And I’m not saying that’s not possible with advertising and working at ad agencies, because it is because people find a completely fulfilling career in that. That’s just not how I’m wired, personally. I’m just not meant to be doing that. So I needed to see what else I could pursue that led to more of that fulfilment, more of that contribution. So I started testing some different things. I did stand-up comedy in New York City. I know….
Mark: Do you have any jokes for us?
Joe: Oh my god, I hate telling people that because they’re always like tell…
Mark: Ok, We’ll come back to that. We’ll come back to it.
Joe: Yeah, I talked, let’s just say I talked about my roommate who turned out to be prostitute and I had no idea she was a prostitute whenever I lived with her.
Mark: She just kept having all these friends over, right?
Joe: Yeah, exactly. Always paid rent in cash, all that good stuff. Never late with rent. So I did that. I started interviewing people, successful people, and learning about their careers. So I started writing a book, How to Have a Remarkable Career, Join the Remarkables.
I started, I had been investing in single-family homes, and I saw that there was, I had some success with single-family homes in the Dallas, Fort Worth area. But I realized, I wasn’t that going to get to my goals as fast as I wanted to, if I continued to go at the pace I was at and that was about a home a year, or a home every year and a half.
So I knew I had to buy bigger and quicker, or at least bigger and that’s where I got to, I started my own company. I left advertising. I started my own company and my first career venture flopped. I wanted to be a career consultant for a marketing advertisement and PR, college students and young professionals to help them to climb the corporate ladder, but I quickly realized after spending 3,000 dollars on a website, that college students don’t have money to pay for a consultant to help them get the job.
So I mean, clearly a flawed business model that I learned from and I learned a lesson. You have to have clients before you have a business, or at least a product.
Mark: Yeah, you have to be going after clients that have money.
Joe: And you have to be going after clients that have money, exactly. So then I started my own real estate investing company where I raised money and buy apartment communities and I closed my first place six months after starting the company and that was about a year and half ago. Now I’m working on my second deal which is likely going to be a development deal.
Mark: That’s awesome.
Joe: Then I met you.
Mark: And everything changed. I want to point out a couple of things that you said here, Joe. I’m sure my show is like yours, we have a lot of veteran people that listen and there’s a lot of new people. A lot of people that aspire to leave their job, aspire to find a way forward, and I know you feel very much like I do, you want people to achieve those freedoms that you and I realize now and why we left corporate America.

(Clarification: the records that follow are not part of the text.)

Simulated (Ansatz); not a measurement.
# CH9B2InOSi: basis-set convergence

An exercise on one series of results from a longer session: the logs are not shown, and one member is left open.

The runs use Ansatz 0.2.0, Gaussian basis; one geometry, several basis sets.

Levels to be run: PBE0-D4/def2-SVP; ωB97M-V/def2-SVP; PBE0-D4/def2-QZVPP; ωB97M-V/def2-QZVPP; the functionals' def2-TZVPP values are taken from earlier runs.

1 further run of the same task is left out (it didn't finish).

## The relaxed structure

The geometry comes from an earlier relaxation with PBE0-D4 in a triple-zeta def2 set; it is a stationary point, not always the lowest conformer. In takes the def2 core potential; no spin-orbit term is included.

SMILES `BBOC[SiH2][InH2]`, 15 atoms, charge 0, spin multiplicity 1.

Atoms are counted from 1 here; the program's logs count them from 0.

So I want to point out a couple of really important things that you just said. First off, you really just started doing this a year and a half ago. And now you control millions of dollars in real estate at this point and you left a career that was lucrative for you, but not something that you were passionate about.
So I think that people can’t hear about that enough. There’s people that I’ve had on the show. I’ve only been a real estate investor for six and a half years, but I’ve done hundreds and hundreds of deals. But I think that overwhelms some people when they assume, well you are so far ahead… and at this point, I’ve been doing it for six a half years.
But six and a half years ago, I had never bought a house in my life. I had no experience and you hadn’t done this. You bought a few houses, but not to the scale that you’re at now and not to scale and opportunity that you have going forward. So I hope that that inspires people to take action and kind of get after things.
Another is, another thing that you and I have in common is that way before we started real estate investing, we started another business that failed. And I think it takes a special person to try start their own business and jump out there. It really takes, I’m not saying this to call myself a special person, but I tell people this, don’t let fear of failure get in your way because probably one of the best things you can do is fail. Just try to fail quickly, so you can move on. Right?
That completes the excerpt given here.